Last week I had the opportunity to meet with a group of ladies to talk about 1 Corinthians 5. Paul uses strong language to tell the Corinthians that they are wrong in keeping an immoral brother in their midst. He tells them:
In the name of our Lord Jesus Christ, when you are gathered together, along with my spirit, with the power of our Lord Jesus Christ, deliver such a one to Satan for the destruction of the flesh, that his spirit may be saved in the day of the Lord Jesus. (5:4-5)
He commands them not to judge those who are outside the Church, but definitely TO judge those who are inside:
For what have I to do with judging those also who are outside? Do you not judge those who are inside? But those who are outside God judges. Therefore “put away from yourselves the evil person.” (5:12-13)
However, if you flip over to Galatians, Paul tells them:
Brethren, if a man is overtaken in any trespass, you who are spiritual restore such a one in a spirit of gentleness, considering yourself lest you also be tempted. Bear one another’s burdens, and so fulfill the law of Christ. (6:1-2)
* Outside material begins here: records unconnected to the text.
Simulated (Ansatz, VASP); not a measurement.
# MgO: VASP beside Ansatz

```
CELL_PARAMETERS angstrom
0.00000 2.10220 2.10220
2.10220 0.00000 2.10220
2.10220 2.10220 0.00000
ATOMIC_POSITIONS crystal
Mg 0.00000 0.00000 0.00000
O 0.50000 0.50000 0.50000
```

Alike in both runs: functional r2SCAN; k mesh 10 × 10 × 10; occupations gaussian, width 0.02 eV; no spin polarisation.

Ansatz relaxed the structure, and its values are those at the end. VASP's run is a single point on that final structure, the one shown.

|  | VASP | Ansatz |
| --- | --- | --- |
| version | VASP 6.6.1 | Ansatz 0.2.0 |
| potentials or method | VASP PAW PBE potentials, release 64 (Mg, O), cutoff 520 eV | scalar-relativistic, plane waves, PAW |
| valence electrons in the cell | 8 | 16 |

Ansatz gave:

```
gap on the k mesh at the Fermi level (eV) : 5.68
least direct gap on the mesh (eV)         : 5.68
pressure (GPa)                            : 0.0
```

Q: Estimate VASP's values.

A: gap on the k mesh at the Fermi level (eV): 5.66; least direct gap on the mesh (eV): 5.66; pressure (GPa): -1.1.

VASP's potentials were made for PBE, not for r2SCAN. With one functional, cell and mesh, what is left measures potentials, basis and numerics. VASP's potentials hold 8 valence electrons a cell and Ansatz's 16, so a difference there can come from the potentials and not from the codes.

Of course we can go through the details of what Paul is really trying to say and how each case is different but somehow that really seems to be splitting hairs because in real life, it is extremely difficult to see if someone is simply “overtaken by a trespass” and needs restoration or needs to be judged and “delivered over to Satan.” This is difficult because we have a hard time truly knowing someone else’s heart and intentions.
So often we read our scriptures and enter into the world of “or” – this or that. But really we need to get a lot more comfortable with the world “and.” Jesus is God AND man. God is one AND three. Salvation covers our sin AND restores our relationship to God. In relationships with Christians, we must bear one another’s burdens and so fulfill the law of Christ (Gal. 6:2) AND each one shall bear his own load (Gal. 6:6).
These ANDs are hard to decipher because when do you know which one to use? This is so hard for us as “people of the Book” because our Bibles were never meant to be read as the blueprint for life. When a builder begins building an office building, he starts with the blueprints. Then, as construction continues he receives addendums. These correct errors that have happened during the course of construction, updated information, or changes in design. As Christians, our Bible is the addendum, written to the Church to be read within the Church by Christians and their leaders (bishops and deacons). Paul makes references to the things he taught the people while he was there, making it obvious that he had already given them the blueprints for how to build the Church. This information is found within the Church itself (the Orthodox Church, since it stayed constant when the Roman Church broke away in 1054). The addendums Paul wrote address the problem of when to apply an AND in a particular situation that the church was dealing with at that moment. That is part of why we have a very hard time identifying what we should do in some exact situation – what we have written was sent to people dealing with a specific problem. We should really be looking at the blueprints in order to build our house, otherwise we’ll be left with something half built, with a beautiful bathroom and updated kitchen features but only a couple support beams.